High Performance Mark
Yeah, I added a link to the spec.
Ed Swangren
llamaoo7
lol, I saw that on hackernews the other day. Awesome.
Ed Swangren
+1  A: 

Comparisons of double precision numbers are inherently inaccurate. For instance, you can often find 0.0 == 0.0 returning false. This is due to the way the FPU stores and tracks numbers.

Wikipedia says:

Testing for equality is problematic. Two computational sequences that are mathematically equal may well produce different floating-point values.

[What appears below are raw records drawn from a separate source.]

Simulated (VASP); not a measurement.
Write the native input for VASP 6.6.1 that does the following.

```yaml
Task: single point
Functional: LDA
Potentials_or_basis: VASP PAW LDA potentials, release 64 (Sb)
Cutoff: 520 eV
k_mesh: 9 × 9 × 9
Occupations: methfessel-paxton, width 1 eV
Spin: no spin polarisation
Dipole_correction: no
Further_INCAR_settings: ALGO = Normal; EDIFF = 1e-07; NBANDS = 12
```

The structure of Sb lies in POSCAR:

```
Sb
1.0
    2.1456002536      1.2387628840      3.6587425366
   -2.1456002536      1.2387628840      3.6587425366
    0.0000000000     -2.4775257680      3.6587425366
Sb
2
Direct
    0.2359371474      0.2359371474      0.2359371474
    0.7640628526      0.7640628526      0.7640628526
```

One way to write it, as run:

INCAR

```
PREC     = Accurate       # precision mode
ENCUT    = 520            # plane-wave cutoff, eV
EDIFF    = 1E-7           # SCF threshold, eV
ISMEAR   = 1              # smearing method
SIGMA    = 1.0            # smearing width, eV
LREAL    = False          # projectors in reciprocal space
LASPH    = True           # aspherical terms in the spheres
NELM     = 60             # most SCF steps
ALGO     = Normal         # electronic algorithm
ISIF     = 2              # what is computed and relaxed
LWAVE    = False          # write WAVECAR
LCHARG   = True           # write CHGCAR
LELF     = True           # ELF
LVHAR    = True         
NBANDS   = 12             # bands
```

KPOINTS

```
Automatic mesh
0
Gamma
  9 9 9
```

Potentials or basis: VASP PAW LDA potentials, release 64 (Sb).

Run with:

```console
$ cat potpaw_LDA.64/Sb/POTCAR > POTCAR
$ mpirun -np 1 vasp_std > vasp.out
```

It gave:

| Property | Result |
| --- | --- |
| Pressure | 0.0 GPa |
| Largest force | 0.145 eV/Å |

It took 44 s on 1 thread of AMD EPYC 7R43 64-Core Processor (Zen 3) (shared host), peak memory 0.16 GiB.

You will need to use a delta to give a tolerance for your comparisons, rather than an exact value.

Matthew Iselin
+2  A: 

It may be that in one of the cases, you end up comparing a 64-bit double to an 80-bit internal register. It may be enlightening to look at the assembly instructions GCC emits for the two cases...

Jim Lewis
+7  A: 

This is something that has bitten me, too.

Yes, floating point numbers should never be compared for equality because of rounding error, and you probably knew that.

But in this case, you're computing t1+t2, then computing it again. Surely that has to produce an identical result?

Here's what's probably going on. I'll bet you're running this on an x86 CPU, correct? The x86 FPU uses 80 bits for its internal registers, but values in memory are stored as 64-bit doubles.

So t1+t2 is first computed with 80 bits of precision, then -- I presume -- stored out to memory in sum_2 with 64 bits of precision -- and some rounding occurs. For the assert, it's loaded back into a floating point register, and t1+t2 is computed again, again with 80 bits of precision. So now you're comparing sum_2, which was previously rounded to a 64-bit floating point value, with t1+t2, which was computed with higher precision (80 bits) -- and that's why the values aren't exactly identical.

Edit So why does the first test pass? In this case, the compiler probably evaluates 4.0+6.3 at compile time and stores it as a 64-bit quantity -- both for the assignment and for the assert. So identical values are being compared, and the assert passes.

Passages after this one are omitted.